3.3 One-way ANOVA
When your (categorical) independent variable has only two groups, you can test whether the means of the (continuous) dependent variable are significantly different or not with a t-test. When your independent variable has more than two groups, you can test whether the means are different with an ANOVA.
For example, say we want to test whether there is a significant difference between the average prices of entire homes and apartments, private rooms, and shared rooms. Let’s have a look at the means per room type:
airbnb.summary <- airbnb %>%
group_by(room_type) %>%
summarize(count = n(), # get the frequencies of the different room types
mean_price = mean(price), # the average price per room type
sd_price = sd(price)) # and the standard deviation of price per room type
## `summarise()` ungrouping output (override with `.groups` argument)
## # A tibble: 3 x 4
## room_type count mean_price sd_price
## <chr> <int> <dbl> <dbl>
## 1 Entire home/apt 11082 113. 118.
## 2 Private room 6416 64.3 46.5
## 3 Shared room 153 49.6 33.9
We can also plot these means in a bar plot:
# When creating a bar plot, the dataset that serves as input to ggplot is the summary with the means, not the full dataset.
# (This is why we have saved the summary above in an object airbnb.summary)
ggplot(data = airbnb.summary, mapping = aes(x = room_type, y = mean_price)) +
geom_bar(stat = "identity", position = "dodge")
Unsurprisingly, entire homes or apartments are priced higher than private rooms, which in turn are priced higher than shared rooms. We also see that there are almost twice as many entire homes and apartments than private rooms available and there are hardly any shared rooms available. Also, the standard deviation is much higher in the entire homes or apartments category than in the private or shared room categories.

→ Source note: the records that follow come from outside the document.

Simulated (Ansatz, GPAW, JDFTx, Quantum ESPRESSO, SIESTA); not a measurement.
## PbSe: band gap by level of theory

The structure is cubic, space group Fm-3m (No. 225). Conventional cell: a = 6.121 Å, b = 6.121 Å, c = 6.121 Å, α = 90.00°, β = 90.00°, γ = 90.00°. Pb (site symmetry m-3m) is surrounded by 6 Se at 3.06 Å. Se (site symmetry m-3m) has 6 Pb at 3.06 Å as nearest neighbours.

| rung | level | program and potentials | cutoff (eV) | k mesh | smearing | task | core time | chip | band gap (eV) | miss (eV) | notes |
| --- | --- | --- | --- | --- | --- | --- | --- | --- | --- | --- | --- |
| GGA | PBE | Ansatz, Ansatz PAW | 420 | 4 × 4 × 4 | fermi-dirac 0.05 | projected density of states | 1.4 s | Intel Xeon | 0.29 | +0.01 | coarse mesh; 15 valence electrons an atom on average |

An ANOVA can test whether there are any significant differences in the mean prices per room type. But before we carry out an ANOVA, we need to check whether the assumptions for ANOVA are met.
3.3.1 Assumption: normality of residuals
The first assumption is that the dependent variable (price
) is normally distributed at each level of the independent variable (room_type
). First, let’s visually inspect whether this assumption will hold:
# when creating a histogram, the dataset that serves as input to ggplot is the full dataset, not the summary with the means
ggplot(data = airbnb, mapping = aes(x = price)) + # We want price on the X-axis.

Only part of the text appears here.